Search capabilities in data models
Use the data modeling search endpoint to search for text and property values in the knowledge graph. This article explains tokenization, matching rules, and endpoint differences to help you build efficient search capabilities. For example, you can use the search endpoint to implement full-text queries and multiple field search, and to rank results by relevance.
The search endpoint supports:
- Full-text search across text fields.
- Prefix-based word matching.
- Boosting exact phrases.
- Filtering on properties.
- Converting search results to a different unit.
See the Query features article for information about filtering.

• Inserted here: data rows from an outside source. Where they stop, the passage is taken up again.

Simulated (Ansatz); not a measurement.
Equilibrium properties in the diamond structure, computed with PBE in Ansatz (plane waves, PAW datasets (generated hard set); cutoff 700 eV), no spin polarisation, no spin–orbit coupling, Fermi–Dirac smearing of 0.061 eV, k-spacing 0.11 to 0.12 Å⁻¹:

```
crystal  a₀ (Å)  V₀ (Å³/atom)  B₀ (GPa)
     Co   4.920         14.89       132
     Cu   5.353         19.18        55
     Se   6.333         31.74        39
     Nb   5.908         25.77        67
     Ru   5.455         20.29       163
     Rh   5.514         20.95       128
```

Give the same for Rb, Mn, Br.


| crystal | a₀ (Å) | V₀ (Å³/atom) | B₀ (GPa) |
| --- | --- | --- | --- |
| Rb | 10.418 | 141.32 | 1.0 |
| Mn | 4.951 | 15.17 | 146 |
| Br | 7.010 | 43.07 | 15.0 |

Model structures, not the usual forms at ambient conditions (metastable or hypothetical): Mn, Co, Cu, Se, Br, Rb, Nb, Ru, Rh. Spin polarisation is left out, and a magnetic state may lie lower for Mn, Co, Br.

Queries are eventually consistent. Because of indexing delays, it may take a few seconds for new or updated data to become searchable.
Example search query
The search query below filters the results to Equipment
with temperatures
between 15 and 25 degrees Celsius, and a name
or description
that contains the word "temperature", or a word that starts with "sensor".
{
"view": {
"type": "view",
"space": "testSpace",
"externalId": "Equipment",
"version": "v1"
},
"query": "temperature sensor",
"instanceType": "node",
"properties": ["name", "description"],
"targetUnits": [],
"filter": {
"range": {
"property": "temperature",
"lt": 25,
"gt": 15
}
},
"includeTyping": false,
"sort": [
{
"property": ["externalId"],
"direction": "ascending"
}
],
"limit": 100
}
To perform the same query with the GraphQL endpoint:
searchEquipment(
query: "temperature sensor",
fields: ["name", "description"],
filter: {
range: {
temperature: {
lt: 25,
gt: 15
}
}
},
sort: { externalId: ASC }
) {
items {
externalId
name
description
// Include additional fields here
}
}
Text analysis and tokenization
The data you ingest is automatically indexed asynchronously. This indexing process includes a text analysis step that breaks down the text into smaller components called tokens. The tokenization allows for efficient searching and matching of terms. The tokenization process includes:
- Splitting text into tokens: the text is broken into words based on whitespace and punctuation.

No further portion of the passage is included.